How to Submit an App to the App Store – Guide for App Owners
4 aspects you have to know before submitting your iOS app to the App Store. Learn technical & legal prerequisites, the metadata you need to prepare, store requirements, and more. I share my insight basing on 5 years of experience as an iOS developer.
Read on to understand the above steps in detail. Below the article, in the FAQ section, you will find answers to questions like
- How long does it take to publish an iOS app?
- How much does it cost to publish an iOS app on the App Store?
- How do I distribute an iOS app internally?
The App Store is a platform to distribute iOS apps. It was developed by Apple and is the second-largest app store (after Google Play) with almost 1.96 million available apps. Whereas the exact number of apps may fluctuate as Apple and Google regularly remove low-quality content from their stores, the number of applications has been steadily increasing over the years.
With a focus on bringing the best experience for the end-user, the store ensures every app has the highest standards and brings something new. Apple wants their user to feel confident that the app they download is safe and will not break their phones. That is why:
- Users can choose whether or not to share data.
- Every week, over 500 experts review around 100k apps.
- There were over 150k app rejections last year for violating privacy guidelines and over 1M rejections for inadequate content.
- Every app has a page with detailed information, which an app owner must fill during the publishing process.
As you see, it’s important to prepare an attractive and informative Product Page, complete with all important information. It’s a crucial part of the entire app development process.
In our previous article, Publishing on App Stores, we described the process of app publishing in general – both on the App Store and Google Play. In this post, I will focus only on iOS and how to submit an app to the App Store. I will describe the most important aspects of iOS app publishing to make your review pass smoothly, without rejection.
You can also find out, how to publish an app on Google Play.
Before submitting your iOS app to the App Store
Check what important requirements you should know before you start publishing your application on the Apple App Store.
Take care of technical prerequisites
First, when talking about submitting your app to the App Store, we have to remember technical prerequisites.
1. Developer Account
In order to be able to submit apps to the App Store, you need to enroll in the Apple Developer Program. The annual cost of the account is $99. Besides the availability to publish the app, you get access to various benefits, such as access to the beta version of Apple software or testing tools like TestFlight.

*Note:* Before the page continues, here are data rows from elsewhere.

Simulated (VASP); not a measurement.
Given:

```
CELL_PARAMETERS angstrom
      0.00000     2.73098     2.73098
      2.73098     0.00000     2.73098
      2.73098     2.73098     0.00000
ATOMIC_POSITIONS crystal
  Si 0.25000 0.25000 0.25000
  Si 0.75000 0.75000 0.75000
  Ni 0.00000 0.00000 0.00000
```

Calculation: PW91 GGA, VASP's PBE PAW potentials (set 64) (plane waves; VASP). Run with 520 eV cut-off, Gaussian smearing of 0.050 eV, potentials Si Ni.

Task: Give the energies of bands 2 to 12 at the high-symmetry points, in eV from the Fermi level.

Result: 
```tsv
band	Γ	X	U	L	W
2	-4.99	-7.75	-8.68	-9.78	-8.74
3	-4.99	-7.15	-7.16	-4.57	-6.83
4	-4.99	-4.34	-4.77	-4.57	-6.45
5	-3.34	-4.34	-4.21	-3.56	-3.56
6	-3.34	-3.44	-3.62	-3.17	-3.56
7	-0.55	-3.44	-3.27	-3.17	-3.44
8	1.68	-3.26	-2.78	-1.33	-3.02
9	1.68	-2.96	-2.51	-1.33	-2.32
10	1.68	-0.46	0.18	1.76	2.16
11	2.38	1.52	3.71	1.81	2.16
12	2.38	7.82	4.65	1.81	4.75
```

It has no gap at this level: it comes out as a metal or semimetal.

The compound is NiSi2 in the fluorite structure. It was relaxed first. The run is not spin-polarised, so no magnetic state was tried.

2. App build uploaded to the App Store Connect
Before you send your app for review, you will need an app build. It has to be assigned to your developer account. The assignment can be made by your development team, which will create the proper certificate required by Apple on your Developer Account and sign the app build with it.
Keep in mind that, starting from April 2021, all iOS and iPadOS apps submitted to the App Store must be built with Xcode 12 and iOS 14 SDK.
Meet legal prerequisites
The iOS app you submit to the App Store has to comply with all legal requirements in any location where you make it available. A good example for EU/EEA countries is the well-known GDPR directives, which have been in effect since 25 May 2018.
Apple pays special attention to how user data is handled and if apps meet the Apple Developer Program License Agreement. The license describes the agreements for data collection and storage, data usage and sharing, health research data protection, and collecting data from kids.
Also, your app should only include the content that you created or that you have a license to use. In cases regarding using someone else’s content without proper rights, the app can be removed from the store.
Learn the official guidelines
Apple pays special attention to the quality of the apps and detailed app information visible on the Product Page in the App Store. They created their own guidelines about all aspects related to the app publishing process. This article focuses on the publishing steps that are required. Optional ones are described briefly.
Publishing process on the App Store
1. Create a New App in App Store Connect
The whole process starts in App Store Connect where you can open My Apps and tap the plus button in order to create a new app.
When creating a new app, you will be asked to fill in the following basic information:
- Platforms – here, you specify which Apple platforms your app supports.
- Name – up to 30 characters. This is the main app name that the user will see in the App Store (pic.1).
- Primary Language – the main language for the app’s information. In case of missing translations for a specific language, the primary language will be used.
- Bundle ID – here you can select from the app identifiers that are registered in the Developer Account (this value is unique for every app on the App Store). If the app build is ready, make sure you choose the same ID that was used in the Xcode during app archiving.
- SKU – stands for [Stock Keeping Unit]. This is an optional value. It could be helpful if you want to tie the app sales with whatever internal SKU number that your accounting is using.
- User access – specify if your app should be accessible to all members in your App Store Connect organization or to specific groups or people.
Filling all the required fields and tapping the ‘Create’ button will redirect you to the Product Page.
2. Create a Product Page
In the Product Page, you provide detailed information about the app. This information will be visible to the App Store’s users. Here, you have the opportunity to encourage them to download your app by putting in well-crafted metadata.
The Product Page contains a few tabs – iOS App, General, and In-App Purchases. DOPISAC
iOS App / Version Information
In this part, you can enter information about the current version of the app, regardless of whether it is the first version or an update.
The section contains:
- App previews – an optional short video that demonstrates the core app features. It can be up to 30 seconds long and you can put up to 3 app previews.
The app preview can be localized.
- App screenshots – up to 10 screenshots of your app. Select the features that will visualize your app UX the best way. The first two screenshots (if there is no app preview) are shown in search results, which is why they are very important because they are one of the first things the user sees. The App Store requires some screen sizes to be uploaded (it changes with the new iPhone releases). Find the current requirements here. Screenshots similar to app previews can be different for each supported language.
- Promotional Text – an optional field. It could be changed without a need to upload a new app version. It helps if you need to inform users about a feature you forgot to mention in the description.
- Description – a place to put detailed information about app features.
- Keywords – put some keywords here to make your app more searchable in the App Store.
- Support URL – the URL where users can get help. This is a required field.
It is good if you have a website, then you can put a proper link here. The same is with other URLs required by Apple.
If you do not have a website, you can create a Facebook page for your app and put all information there or use one of many free website creators. One of the most popular is WIX, for example.
- Marketing URL – the URL where users can find marketing information about the app.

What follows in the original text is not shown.